Jul-Aug '03 [Home]

Free Expression

'Verse Says I Could Not
Choose My Body's Drama' *

. . .

In the dining room, lotus floated in a bowl; and when they wilted,
             we took our time removing them.
("Days in Punjab, 1960-67")

[Artificial lotus ponds were constructed for use in Hindu purification ceremonies.—Eds.]



Reetika Vazirani is dead. Her two-year-old son by Yusef Komunyakaa is dead. Kitchen knives. Both her wrists slit, just one of his. A Bible, recently borrowed. A note to or about her lover. A pool on the dining room floor of a borrowed house, of blood let slowly.

Time was, in India, when a man died, his wife was led to the pyre. A harsh punishment for one guilty merely of living on. Perhaps the bond, once loosed below, must be quickly resecured above. Maybe an uncompanioned man-soul suffers a lesser status.

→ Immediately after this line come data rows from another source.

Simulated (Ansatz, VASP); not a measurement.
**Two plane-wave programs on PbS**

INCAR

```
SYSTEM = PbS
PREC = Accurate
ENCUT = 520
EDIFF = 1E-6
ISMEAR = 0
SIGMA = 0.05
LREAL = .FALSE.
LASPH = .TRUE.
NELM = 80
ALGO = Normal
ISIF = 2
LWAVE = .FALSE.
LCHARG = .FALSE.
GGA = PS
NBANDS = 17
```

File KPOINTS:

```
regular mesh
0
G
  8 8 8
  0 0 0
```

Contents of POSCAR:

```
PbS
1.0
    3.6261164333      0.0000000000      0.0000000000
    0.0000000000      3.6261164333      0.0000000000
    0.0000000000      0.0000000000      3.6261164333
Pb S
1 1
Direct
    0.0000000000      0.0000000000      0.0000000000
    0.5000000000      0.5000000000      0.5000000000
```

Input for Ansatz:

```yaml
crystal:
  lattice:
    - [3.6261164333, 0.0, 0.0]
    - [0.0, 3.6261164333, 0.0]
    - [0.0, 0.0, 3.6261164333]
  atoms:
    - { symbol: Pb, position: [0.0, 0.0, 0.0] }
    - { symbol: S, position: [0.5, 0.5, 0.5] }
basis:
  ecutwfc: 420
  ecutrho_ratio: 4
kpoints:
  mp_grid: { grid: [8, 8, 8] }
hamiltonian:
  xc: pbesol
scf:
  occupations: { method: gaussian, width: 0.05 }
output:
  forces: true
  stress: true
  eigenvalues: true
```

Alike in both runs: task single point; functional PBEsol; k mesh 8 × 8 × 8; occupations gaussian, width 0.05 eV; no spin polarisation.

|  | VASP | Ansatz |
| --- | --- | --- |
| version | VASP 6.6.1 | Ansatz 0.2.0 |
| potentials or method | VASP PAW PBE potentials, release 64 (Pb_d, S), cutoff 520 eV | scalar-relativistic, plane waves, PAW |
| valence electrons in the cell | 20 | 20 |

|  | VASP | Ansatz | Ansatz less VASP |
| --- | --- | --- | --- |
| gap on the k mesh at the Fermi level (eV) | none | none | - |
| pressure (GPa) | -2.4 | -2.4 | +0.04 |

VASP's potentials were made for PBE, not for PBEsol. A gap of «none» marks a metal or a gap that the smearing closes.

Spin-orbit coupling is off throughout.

Duty. In all cultures, human or animal, the irreducible duty owed by parent to child is to protect; that owed by child to parent is to persist. 'Offspring,' 'Nachwuchs,' 'issu' imply energy, growth, progress. These are lent, fostered, rewarded. The infant, or 'speechless one,' is nursed to expression by his mother's teat and tongue. Earthly expression. He is coaxed into forgetting his own, the one Galway Kinnell calls simply 'heaven's language,' the one still spoken by our animal companions. We all retain its image, renew it through our small and helpless.

How do we—as poets, not journalists—treat Reetika Vazirani's final one? Immediately, the print media is rife with staff and stringer references to Plath and Sexton. In short order, Van Gogh and Tchaikovsky will be added, the whole devolving into a Cliff Notes study of the tortured genius. Sober, porous copy will lace up with phrases such as, "the mystery of modern despair."

Is not every element of the cliché refutable? Modern, yes, as the Greek tragedies are. What nature of despair? Not likely artistic. This poet began writing late, at 25. She was mentored by Derek Walcott. For fifteen years, she multiplied her early successes, and was still writing, with a collection (World Hotel) which, released last year by Copper Canyon, won the Anisfield-Wolf Book Award three months ago. She and Mr. Komunyakaa were set to be together in Atlanta, both at Emory. How different, say, the unlucky portion of Martin Amis's black-comical, self-loathing writer-narrator in The Information. The cause of his dual misfortunes, personal and artistic, is a mystery revealed—last to him, of course—and not novel, or even highly literary.

"The world exists to become a book," Mallarmé said. When world or book inevitably comes to an end, two results are certain:  either something changes or something remains the same, but something has been preserved. In a country willing to defend its innocence with cynicism, we are stymied by this immigrant trope on the ancient rite of sacrifice, illiterate before this tableau which bears no kinship to the Pietà.

Mary did not lead Jesus to the cross. Of what not-quite-forgotten mystery had a mother to remind her infant son that he floated without a whimper beside her, until both lotuses were wilt, until the water seeped out and refilled their other common bowl?

—MH


[*] From "Shiva's Six Faces Listed by His Wife Parvati." This and a second poem by Reetika Vazirani appear in the Jan '01 issue. "Culture shock is not your reflex upon leaving the dock; it is when you have been a law-abiding citizen for more than ten years:  when someone asks your name and the name of your religion and your first thought is I don't know…"—RV.